TimelyDataflow / differential-dataflow

An implementation of differential dataflow using timely dataflow on Rust.
MIT License
2.53k stars 182 forks source link

Does all data have to be in memory? #423

Closed oli-w closed 9 months ago

oli-w commented 9 months ago

Hi 👋, I have a general question about Differential Dataflow. One of its uses is to be able to build incrementally maintained views over some data, using the various operators (e.g. Materialize). If I understand correctly, this requires all of the data to be loaded into memory. Is that correct? Assuming that a query could come in at any time that wants to SELECT some of the view's rows.

I'm trying to understand how something like Materialize would be able to scale to huge amounts of data (e.g. 100's of Gigabytes) which won't fit into RAM except for the beefiest of machines, whereas typical databases mostly store their indexes on disk. I assume the only real option is to spin up lots of compute nodes with the data spread between them, each of which acting as a DD worker, orchestrated by Kubernetes or similar?

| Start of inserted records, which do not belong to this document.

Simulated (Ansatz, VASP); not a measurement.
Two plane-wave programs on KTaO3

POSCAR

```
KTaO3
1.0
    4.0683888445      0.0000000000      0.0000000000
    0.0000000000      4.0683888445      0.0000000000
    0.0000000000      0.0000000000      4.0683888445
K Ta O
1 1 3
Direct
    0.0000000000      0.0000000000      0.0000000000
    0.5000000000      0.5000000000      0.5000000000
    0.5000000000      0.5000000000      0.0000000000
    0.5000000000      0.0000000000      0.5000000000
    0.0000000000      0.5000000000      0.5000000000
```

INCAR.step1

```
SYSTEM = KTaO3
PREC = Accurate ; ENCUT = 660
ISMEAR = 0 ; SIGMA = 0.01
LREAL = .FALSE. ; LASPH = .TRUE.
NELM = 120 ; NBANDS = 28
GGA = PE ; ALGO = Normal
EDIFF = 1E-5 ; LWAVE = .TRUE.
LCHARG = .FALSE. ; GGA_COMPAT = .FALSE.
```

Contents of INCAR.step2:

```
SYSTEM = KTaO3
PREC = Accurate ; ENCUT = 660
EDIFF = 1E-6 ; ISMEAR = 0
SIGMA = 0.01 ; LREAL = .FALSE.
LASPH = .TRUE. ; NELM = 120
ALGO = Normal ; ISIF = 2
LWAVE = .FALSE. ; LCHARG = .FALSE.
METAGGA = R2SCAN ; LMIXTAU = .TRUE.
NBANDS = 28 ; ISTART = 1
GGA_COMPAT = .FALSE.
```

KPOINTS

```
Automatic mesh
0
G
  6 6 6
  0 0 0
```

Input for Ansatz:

The only alternatives I can think of are some kind of trick where DD moves things between memory <> disk, or DD calls out to the source tables dynamically depending on the query - both of which I imagine being detrimental to performance or impractical.

frankmcsherry commented 9 months ago

Hello!

To a first approximation, yes vanilla DD as you experience it probably wants things in memory. However, it supports an abstracted Storage type to back its arrangements, and this doesn't have to be "Rust Vec allocations" but can be other forms of storage that allow spilling to disk, or beyond.

As an example, here's a Materialize PR that introduces disk-backed arrangements, by providing a storage container that knows how to move data to and from disk (using @antiguru's lg_alloc crate, behind columnation).

oli-w commented 9 months ago

Oh fantastic! Thank you so much.

oli-w commented 2 months ago

Hi again @frankmcsherry, I've dug more in to better understand the lower levels like arrangements and traces. I can see how a TraceReader could be implemented with a custom Storage implementation like you suggest, that stores the data on disk. E.g. if each TraceReader::Batch was a reference to a separate file.

I was wondering though if it would be possible to read those batches back into the program on the next start, instead of replaying all the data? From what I've gathered the approach in Materialize using lg_alloc stores the data in files to ease memory pressure, but these files are only temporary and all state is re-created from sources on the next start up - "hydration".

I looked at how Collection::arrange_core constructs a new TraceAgent, which returns a TraceWriter. I was thinking that if I have access to the pre-computed set of batches I could insert those batches into the TraceWriter to seed the initial data, and then advance the timestamps to perform subsequent incremental updates. I got this working but wrestled with some of the assumptions about time advancement. Please let me know if this is feasible or if this idea will fall over.

I had a read of https://github.com/TimelyDataflow/differential-dataflow/issues/350 which already covers this topic, where replaying the data is the recommended approach. I'm hoping that bringing in traces from outside the program is an option. Thanks for all your help so far.